Monitoring

Once you’re in production, you’ll want to set up some monitoring. This page may serve as a starting point for you but you are encouraged to share your ideas with the Dataverse community!

Operating System Monitoring

In production you’ll want to monitor the usual suspects such as CPU, memory, free disk space, etc. There are a variety of tools in this space but we’ll highlight Munin below because it’s relatively easy to set up.

Munin

http://munin-monitoring.org says, “A default installation provides a lot of graphs with almost no work.” From RHEL or CentOS 7, you can try the following steps.

Enable the EPEL yum repo (if you haven’t already):

yum install https://dl.fedoraproject.org/pub/epel/epel-release-latest-7.noarch.rpm

Install Munin:

yum install munin

Start Munin:

systemctl start munin-node.service

Configure Munin to start at boot:

systemctl enable munin-node.service

Create a username/password (i.e. “admin” for both):

htpasswd /etc/munin/munin-htpasswd admin

Assuming you are fronting Glassfish with Apache, prevent Apache from proxying “/munin” traffic to Glassfish by adding the following line to your Apache config:

ProxyPassMatch ^/munin !

Then reload Apache to pick up the config change:

systemctl reload httpd.service

Test auth for the web interface:

curl http://localhost/munin/ -u admin:admin

At this point, graphs should start being generated for disk, network, processes, system, etc.

HTTP Traffic

HTTP traffic can be monitored from the client side, the server side, or both.

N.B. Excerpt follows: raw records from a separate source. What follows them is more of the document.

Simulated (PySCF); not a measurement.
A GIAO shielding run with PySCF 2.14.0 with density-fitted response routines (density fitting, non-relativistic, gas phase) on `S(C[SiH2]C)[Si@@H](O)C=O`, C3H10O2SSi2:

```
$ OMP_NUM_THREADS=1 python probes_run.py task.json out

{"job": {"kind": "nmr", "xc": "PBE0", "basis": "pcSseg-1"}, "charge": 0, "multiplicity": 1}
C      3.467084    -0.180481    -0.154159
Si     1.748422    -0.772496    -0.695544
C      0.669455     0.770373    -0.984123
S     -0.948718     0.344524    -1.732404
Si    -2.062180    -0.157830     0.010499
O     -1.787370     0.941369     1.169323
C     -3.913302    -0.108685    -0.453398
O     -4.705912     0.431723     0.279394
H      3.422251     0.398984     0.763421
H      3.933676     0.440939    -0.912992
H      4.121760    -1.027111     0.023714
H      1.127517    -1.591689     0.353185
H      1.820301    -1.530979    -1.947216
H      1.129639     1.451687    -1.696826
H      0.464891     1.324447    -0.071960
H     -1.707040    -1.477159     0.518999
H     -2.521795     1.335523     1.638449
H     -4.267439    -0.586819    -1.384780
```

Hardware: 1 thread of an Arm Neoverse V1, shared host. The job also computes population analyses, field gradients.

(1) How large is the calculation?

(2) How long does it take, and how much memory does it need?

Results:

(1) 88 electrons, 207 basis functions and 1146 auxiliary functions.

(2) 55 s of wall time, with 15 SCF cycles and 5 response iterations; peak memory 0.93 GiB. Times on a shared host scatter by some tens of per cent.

Monitoring HTTP Traffic from the Client Side

HTTP traffic for web clients that have cookies enabled (most browsers) can be tracked by Google Analytics (https://www.google.com/analytics/) and Matomo (formerly “Piwik”; https://matomo.org/) as explained in the Web Analytics Code section of the Installation Guide.

To track analytics beyond pageviews, style classes have been added for end user action buttons, which include:

btn-compute, btn-contact, btn-download, btn-explore, btn-export, btn-preview, btn-request, btn-share

Monitoring HTTP Traffic from the Server Side

There are a wide variety of solutions available for monitoring HTTP traffic from the server side. The following are merely suggestions and a pull request against what is written here to add additional ideas is certainly welcome! Are you excited about the ELK stack (Elasticsearch, Logstash, and Kibana)? The TICK stack (Telegraph InfluxDB Chronograph and Kapacitor)? GoAccess? Prometheus? Graphite? Splunk? Please consider sharing your work with the Dataverse community!

AWStats

AWStats is a venerable tool for monitoring web traffic based on Apache access logs. On RHEL/CentOS 7, you can try the following steps.

Enable the EPEL yum repo:

yum install https://dl.fedoraproject.org/pub/epel/epel-release-latest-7.noarch.rpm

Install AWStats:

yum install awstats

Assuming you are using HTTPS rather than HTTP (and you should!), edit /etc/awstats/awstats.standalone.conf and change LogFile="/var/log/httpd/access_log" to LogFile="/var/log/httpd/ssl_access_log". In the same file, change LogFormat=1 to LogFormat=4. Make both of these changes (LogFile and LogFormat in /etc/awstats/awstats.localhost.localdomain.conf as well.

Process the logs:

/usr/share/awstats/tools/awstats_updateall.pl now

Please note that load balancers (such as Amazon’s ELB) might interfer with the LogFormat mentioned above. To start troubleshooting errors such as AWStats did not find any valid log lines that match your LogFormat parameter, you might need to bump up the value of NbOfLinesForCorruptedLog in the config files above and re-try while you interate on your Apache and AWStats config.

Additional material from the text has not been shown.